Pat Metheny

Kansas City-born Pat Metheny is the only guitarist from the jazz realm to have achieved rock-star status. He rose to fame in the late ’70s as leader of the Pat Metheny Group by forging a satisfying pop-edged instrumental sound that guided many mainstream listeners to jazz. A teacher at Berklee College of Music while still in his teens, most of Metheny''s work demonstrates harmonic and rhythmic sophistication, yet remains aesthetically appealing—a fact that has led some misguided critics to deride it as overly commercial. In truth, the multiple-Grammy-winning Metheny is an innovative risk-taker who has experimented with altered-tuned 12-strings, guitar synthesizers, world music, and free jazz.


Bright Size Life, 1976

Jaco Pastorius’ expansive fretless bass underpins a fluid guitar tapestry on one of the most evocative recordings from the fusion era. Metheny vibes out on “Sirabhorn” and “Midwestern Nights Dream” by tuning the string pairs of his 12-string guitar in fifths.

Travels, 1983

This rousing 2-CD live set is a great jump-off point for rockers wanting to explore jazz guitar. Jam band acolytes will dig the connection between Metheny’s “The Fields, The Sky” and Phish songs like “Rift” and “Runaway Jim.”

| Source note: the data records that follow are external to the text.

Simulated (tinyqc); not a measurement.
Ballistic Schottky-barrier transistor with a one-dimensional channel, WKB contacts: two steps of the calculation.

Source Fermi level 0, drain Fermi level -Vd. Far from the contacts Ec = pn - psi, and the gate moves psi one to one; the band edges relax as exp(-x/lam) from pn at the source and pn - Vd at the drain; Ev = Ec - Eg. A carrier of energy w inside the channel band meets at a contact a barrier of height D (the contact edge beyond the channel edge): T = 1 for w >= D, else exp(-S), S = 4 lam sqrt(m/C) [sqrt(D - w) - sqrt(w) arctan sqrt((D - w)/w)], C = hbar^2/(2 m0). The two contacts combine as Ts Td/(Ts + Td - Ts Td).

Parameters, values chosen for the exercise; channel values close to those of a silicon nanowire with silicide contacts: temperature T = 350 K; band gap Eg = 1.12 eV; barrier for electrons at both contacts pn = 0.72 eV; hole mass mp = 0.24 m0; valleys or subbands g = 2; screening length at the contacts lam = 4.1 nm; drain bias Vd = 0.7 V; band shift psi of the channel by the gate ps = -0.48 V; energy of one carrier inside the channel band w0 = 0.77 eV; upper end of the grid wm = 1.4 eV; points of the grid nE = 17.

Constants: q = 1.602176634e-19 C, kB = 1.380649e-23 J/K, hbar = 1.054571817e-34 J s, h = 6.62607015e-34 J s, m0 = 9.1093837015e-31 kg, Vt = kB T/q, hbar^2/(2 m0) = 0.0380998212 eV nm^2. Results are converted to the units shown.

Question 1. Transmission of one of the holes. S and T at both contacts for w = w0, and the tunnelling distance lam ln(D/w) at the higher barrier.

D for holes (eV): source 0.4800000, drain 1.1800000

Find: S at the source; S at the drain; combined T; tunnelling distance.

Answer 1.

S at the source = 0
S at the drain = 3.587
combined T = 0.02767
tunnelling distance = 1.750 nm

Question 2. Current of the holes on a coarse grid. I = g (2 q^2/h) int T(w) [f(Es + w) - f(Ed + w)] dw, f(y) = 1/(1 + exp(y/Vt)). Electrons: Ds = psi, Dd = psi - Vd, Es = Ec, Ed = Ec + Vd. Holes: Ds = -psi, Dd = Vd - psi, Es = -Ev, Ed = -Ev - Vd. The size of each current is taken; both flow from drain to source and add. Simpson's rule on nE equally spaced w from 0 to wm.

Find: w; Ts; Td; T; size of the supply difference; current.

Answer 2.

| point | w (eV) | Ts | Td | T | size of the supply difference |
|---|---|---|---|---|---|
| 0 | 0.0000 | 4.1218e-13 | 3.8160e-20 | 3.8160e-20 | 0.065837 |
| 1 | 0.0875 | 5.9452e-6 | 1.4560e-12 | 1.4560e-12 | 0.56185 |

Still Life (Talking), 1987

Metheny achieves accessibility without sacrificing depth. Cognecetti may knock this as “smooth jazz,” but it’s hard not to get hooked on the Brazilian-accented melody of “Minuano (Six Eight)” or the Coral Sitar-driven joyride, “Last Train Home.”


Pat Metheny Group, 1978

The first release from the classic PMG lineup (pianist Lyle Mays, bassist Mark Egan, and drummer Danny Gottlieb) is a must have. Metheny cops a Nashville tuning for the sprightly signature lick of “Phase Dance.”

Song X, 1985

Ornette Coleman's abrasive modernism proves the perfect foil for Metheny’s lyric approach on this harmelodic free-jazz adventure.

The Road to You, 1993

An energetic live recording that emphasizes ensemble playing over improvisation. Metheny’s guitar synth sounds a bit ‘twee at times, but the six-piece touring band is tighter than a bowline knot.

Wish, 1993

A playful Metheny moonlights as a sideman with tenor sax phenom Joshua Redman for this groovy hard-bop date.

One Quiet Night, 2003

This solo-acoustic outing proves Metheny, stripped of production, exotic instruments, and high-profile collaborators, is still a tasteful player of rare grace and vision.


Zero Tolerance for Silence, 1994

A bold artistic statement or a calculated kiss-off to fulfill recording contract obligations? Either way, it’s 40 minutes of tiresome unaccompanied electric guitar feedback. Eesh!

The Sign of 4, 1997

Metheny improvs with Derek Bailey on the latter’s self-described “non-idiomatic” music. Even if Knitting Factory-approved atonal abrasion is your bag, this three-CD set is a bit much.